The nearer the archaeologists get to Stoke Bridge, the more interesting and older finds they turn up.

The town was founded as Gipeswic by the Anglo-Saxons because it was the lowest point at which the River Orwell could crossed and the first settlement was built around what is now Stoke Bridge.

“When redevelopment work starts on the sites right next to the bridge, there should be some great finds - but of course there is always the danger that things will be damaged in the demolition work,” said Mr Wade.

He expects to spend about another two months on the Albion site and about a month at Cranfields - but insisted that the archaeologists' work was not holding up redevelopment.

“There is still quite a lot of work to be done to clear the sites and I don't think our presence is an issue at either,” he said.

The walkway itself has been covered in damp mud for 1,000 years and to preserve the wood, it is necessary to cover it in water most of the time.

It is only exposed when archaeologists want to carry out more investigations - and will eventually be covered again to allow construction work on the site to get under way.

Saxon Suffolk facts:

Stoke Bridge was the lowest point at which the river was crossed for more than 1,000 years - until the Orwell Bridge was opened in December 1982.
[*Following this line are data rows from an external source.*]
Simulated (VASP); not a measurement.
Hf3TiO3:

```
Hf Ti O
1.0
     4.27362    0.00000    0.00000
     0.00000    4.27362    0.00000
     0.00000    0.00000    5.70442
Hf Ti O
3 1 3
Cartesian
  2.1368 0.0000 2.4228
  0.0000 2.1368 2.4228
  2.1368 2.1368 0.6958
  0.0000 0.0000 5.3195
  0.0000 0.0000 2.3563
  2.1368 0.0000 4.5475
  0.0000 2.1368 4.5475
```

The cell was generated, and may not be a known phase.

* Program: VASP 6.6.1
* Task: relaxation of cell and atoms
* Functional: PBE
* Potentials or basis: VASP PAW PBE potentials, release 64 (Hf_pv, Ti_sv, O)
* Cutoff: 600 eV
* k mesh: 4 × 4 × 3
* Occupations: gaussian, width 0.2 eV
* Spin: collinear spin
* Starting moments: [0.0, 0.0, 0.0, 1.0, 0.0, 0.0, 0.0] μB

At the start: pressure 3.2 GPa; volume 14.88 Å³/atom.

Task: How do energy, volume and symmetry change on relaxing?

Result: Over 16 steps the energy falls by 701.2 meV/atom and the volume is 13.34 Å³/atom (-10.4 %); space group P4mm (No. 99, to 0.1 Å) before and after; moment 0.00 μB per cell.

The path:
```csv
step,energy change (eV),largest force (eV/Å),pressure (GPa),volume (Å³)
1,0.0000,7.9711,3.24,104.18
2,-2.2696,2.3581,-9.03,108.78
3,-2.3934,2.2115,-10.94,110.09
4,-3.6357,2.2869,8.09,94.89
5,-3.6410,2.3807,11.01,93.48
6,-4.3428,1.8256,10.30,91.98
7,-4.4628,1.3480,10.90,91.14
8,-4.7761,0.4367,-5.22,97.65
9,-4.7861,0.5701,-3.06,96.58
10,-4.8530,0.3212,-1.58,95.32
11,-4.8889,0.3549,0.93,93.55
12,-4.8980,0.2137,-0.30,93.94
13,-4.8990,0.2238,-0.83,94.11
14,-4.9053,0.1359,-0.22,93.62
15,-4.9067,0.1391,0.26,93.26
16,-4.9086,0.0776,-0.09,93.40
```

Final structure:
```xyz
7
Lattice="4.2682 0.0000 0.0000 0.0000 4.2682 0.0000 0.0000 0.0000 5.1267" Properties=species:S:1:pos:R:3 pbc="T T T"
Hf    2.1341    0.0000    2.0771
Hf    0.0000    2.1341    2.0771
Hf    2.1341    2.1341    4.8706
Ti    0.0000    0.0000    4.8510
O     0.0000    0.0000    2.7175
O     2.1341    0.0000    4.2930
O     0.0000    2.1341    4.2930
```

Ipswich is the oldest continuously-inhabited town in England, and the first English town. It was originally known as Gipeswic. Colchester fell into dereliction after the Romans left and was later re-inhabited by Anglo-Saxons.

Suffolk and Norfolk were inhabited by Angles who came over from Germany in the Dark Ages. They were the East Angles and split into South Folk and North Folk - hence the modern names of the counties

The invaders who landed south of what is now the River Stour were from a different German tribe, the Saxons. They became known as the East Saxons - a name later shortened to Essex.

In 991 Gipeswic was sacked by Vikings on their way to the Battle of Maldon.